Hi,
A simplified version of my training pipe line is like this:
import torch.cuda.amp as amp
scaler = amp.Scaler()
optim.zero_grad()
with amp.autocast(enabled=True):
logits1, logits2, logits3 = model(imgs)
loss1 = criteria(logits1, labels)
loss_aux = [criteria(logits2, labels), criteria(logits3, labels)]
loss = loss1 + sum(loss_aux)
scaler.scale(loss).backward()
scaler.step(optim)
scaler.update()
While the apex version is like this:
from apex import amp
optim.zero_grad()
logits1, logits2, logits3 = model(imgs)
loss1 = criteria(logits1, labels)
loss_aux = [criteria(logits2, labels), criteria(logits3, labels)]
loss = loss1 + sum(loss_aux)
with amp.scale_loss(loss, optim) as scaled_loss:
scaled_loss.backward()
optim.step()
I am using pytorch 1.6.0 with python3.6.9 on ubuntu 16.04 (docker container) with cuda 10.1.243/cudnn7.
There are two things that I feel puzzled:
The first one is that I received a warning like this:
/miniconda/envs/py36/lib/python3.6/site-packages/torch/optim/lr_scheduler.py:123: UserWarning: Detected call of `lr_scheduler.step()` before `optimizer.step()`. In PyTorch 1.1.0 and later, you should call them in the opposite order: `optimizer.step()` before `lr_scheduler.step()`. Failure to do this will result in PyTorch skipping the first value of the learning rate schedule. See more details at https://pytorch.org/docs/stable/optim.html#how-to-adjust-learning-rate
"https://pytorch.org/docs/stable/optim.html#how-to-adjust-learning-rate", UserWarning)

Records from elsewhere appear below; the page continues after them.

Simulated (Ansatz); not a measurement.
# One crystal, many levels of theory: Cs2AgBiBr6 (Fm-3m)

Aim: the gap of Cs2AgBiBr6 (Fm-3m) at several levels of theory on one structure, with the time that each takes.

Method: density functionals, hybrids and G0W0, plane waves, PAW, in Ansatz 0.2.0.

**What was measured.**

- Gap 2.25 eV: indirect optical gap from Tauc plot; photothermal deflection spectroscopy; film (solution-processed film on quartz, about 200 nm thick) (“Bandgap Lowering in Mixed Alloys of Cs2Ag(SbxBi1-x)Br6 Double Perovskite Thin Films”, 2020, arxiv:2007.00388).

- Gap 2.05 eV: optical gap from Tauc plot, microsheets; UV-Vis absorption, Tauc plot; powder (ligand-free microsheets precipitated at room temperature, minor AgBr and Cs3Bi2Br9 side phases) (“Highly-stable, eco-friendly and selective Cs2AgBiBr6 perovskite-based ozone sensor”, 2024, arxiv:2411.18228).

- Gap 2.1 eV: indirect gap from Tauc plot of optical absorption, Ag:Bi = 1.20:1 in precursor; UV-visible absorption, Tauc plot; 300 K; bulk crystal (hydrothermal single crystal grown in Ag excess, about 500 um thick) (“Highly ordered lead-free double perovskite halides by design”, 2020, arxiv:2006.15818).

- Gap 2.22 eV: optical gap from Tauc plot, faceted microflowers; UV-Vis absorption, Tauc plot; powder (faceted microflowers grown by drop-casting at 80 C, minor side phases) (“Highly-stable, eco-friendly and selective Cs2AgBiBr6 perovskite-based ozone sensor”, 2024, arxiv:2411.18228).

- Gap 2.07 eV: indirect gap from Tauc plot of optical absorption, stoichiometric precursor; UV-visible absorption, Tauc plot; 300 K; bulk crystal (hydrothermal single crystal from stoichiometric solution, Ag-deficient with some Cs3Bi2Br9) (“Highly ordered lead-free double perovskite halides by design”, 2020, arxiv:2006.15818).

though I am sure I called the lr_scheduler
after the scaler.step(optim)
, and when I set enabled=False
to autocast(enabled=False)
, there will not be this warning.
The second is that the pytorch native version is much slower than the apex version. When I use autocast
of pytorch, the training time for 100 iter is 110s, and when I use apex
, the training time is around 80s.
Is there any problem with my usage of this new feature and how could I solve the problem ?